Amelia Carver sold her first bottle of wine from her harborside shop on Orcas Island, Washington, while covered in construction dust, power tool in hand.

“People thought we were contractors who knew about wine,” says her fiancé, Brian Crum.

The pair opened their shop, The Bodega at Champagne Champagne, during the summer of 2017 to bring in money as they remodeled an adjacent space into the wine bar Champagne Champagne, which debuted in February 2018.

The shop’s name refers to both the original meaning of bodega, the Spanish word for wine cellar, and its colloquial definition as a corner store. “[It’s a] dive-bar format with a killer selection,” says Carver.

The shop, perched in the window of an old ice cream store, sits a few steps from the island’s only ferry dock. Fifteen minutes up the hill is Eastsound, the population hub for the island of about 5,000 people. That number increases vastly on summer weekends when visitors sweep over Orcas, the largest of the San Juan Islands. It’s a popular destination for city dwellers from Seattle, a trip that encompasses an 80-mile drive north and a one-hour ferry ride.

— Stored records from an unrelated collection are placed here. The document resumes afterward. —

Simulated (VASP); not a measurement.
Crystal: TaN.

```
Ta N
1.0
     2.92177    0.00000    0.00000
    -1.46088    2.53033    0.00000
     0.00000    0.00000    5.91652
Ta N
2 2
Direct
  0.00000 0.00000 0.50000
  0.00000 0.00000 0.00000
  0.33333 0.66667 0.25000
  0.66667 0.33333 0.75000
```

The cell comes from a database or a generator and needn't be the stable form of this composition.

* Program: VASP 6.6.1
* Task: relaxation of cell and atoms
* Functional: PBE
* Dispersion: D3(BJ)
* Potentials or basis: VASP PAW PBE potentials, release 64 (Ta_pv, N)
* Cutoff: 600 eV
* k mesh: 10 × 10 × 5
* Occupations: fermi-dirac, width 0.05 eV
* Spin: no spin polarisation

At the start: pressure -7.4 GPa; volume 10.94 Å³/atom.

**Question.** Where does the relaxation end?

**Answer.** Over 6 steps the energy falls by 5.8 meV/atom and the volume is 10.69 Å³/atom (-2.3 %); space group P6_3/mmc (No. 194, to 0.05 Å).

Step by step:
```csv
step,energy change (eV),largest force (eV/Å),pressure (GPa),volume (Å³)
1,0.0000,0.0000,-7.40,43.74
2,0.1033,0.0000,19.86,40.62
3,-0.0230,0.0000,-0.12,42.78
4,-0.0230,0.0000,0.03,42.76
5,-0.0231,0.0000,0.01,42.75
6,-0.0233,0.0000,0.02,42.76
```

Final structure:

Image courtesy of Champagne Champagne

Behind the bodega’s selection

The remote location, forested landscape and slow pace of life stand in contrast with The Bodega’s exciting bottle list and knowledgeable owners.

Carver says that they try to curate an experience for their customers. They seek to pair their bottles with the adventure customers will go on, whether it’s a picnic of freshly shucked oysters at Buck Bay Shellfish Farm or a “chuggable” bottle of sparkling rosé to take swimming. They also want to give visitors a taste of how the locals live and entertain, says Crum.

“[Our clientele is] a cool cross-section of islanders, neighborhood folks and tons and tons of visitors,” he says. “[We’re] the first stop off the boat, the last stop on the island.”

The pair’s top priority with inventory is that the producer practices sustainable agriculture.

“95% of our winemakers are also farmers, people really attuned to the grape, taking it all the way to the bottle,” says Carver, The next criteria is whether a wine is refreshing. Their biggest category is “Fizzy Lifting Drinks,” which encompasses Crémant de Loire, Basque cider, Txakoli, and everything from “farmer fizz” to grower Champagne.

Recent offerings include bottles like the Catalonian pét-nat Avinyó 2017 Petillant Vi D’Agulla, Catherine & Pierre Breton 2012 Bourgueil Clos Sénéchal and Francesco Cirelli 2017 Rosato.

orcas island
Image courtesy of Champagne Champagne

The couple met in Cambridge, Massachusetts, as Carver, an Orcas Island native, attended MIT and Crum, worked in the restaurant industry. After visiting for a summer they committed to move there when she finished school. Plans to get into small-scale agriculture took a back seat when they saw the “for lease” sign on a crumbling building.

“It was an insane fixer-upper,” says Carver, a process that continues as the business evolves. But the shop was their first priority.

“You don’t even walk into it,” says Crum. “The awnings just flip up.”

Customers stand on the street to buy the hundred or so bottles on hand. And yes, locals have walked up in search of ice cream and left with a bottle of Frank Cornelissen Susucaru. Carver believes it’s the smallest wine shop in the world.

Getting to Orcas Island from Seattle involves a 2-hour drive and a hour-long ferry ride.

A native of the East Coast, Crum started the list with fairly Old World-centric bottlings, but the couple fell in love with producers they hadn’t tasted before, like Belle Pente.

“If someone told me 10 years ago I’d open with a Willamette Valley Chardonnay…” says Crum, as his voice trails off in marvel at the thought.

Their Pacific Northwest location brought them around to West Coast wines, and they’ve opened some eyes as well. “At least 30 customers have told me they’ve never had real Champagne before,” says Carver. “We want people to have exposure to this beautiful thing.”

As the store grew in popularity, a surprising audience began to stop by. A whisper network among skaters who frequent Orcas’ destination skate park spread the word about Fuchs und Hase, a funky Austrian pét-nat that’s apparently perfect for a day of shredding.

“It’s been exciting to turn young beer drinkers into wine drinkers,” says Carver.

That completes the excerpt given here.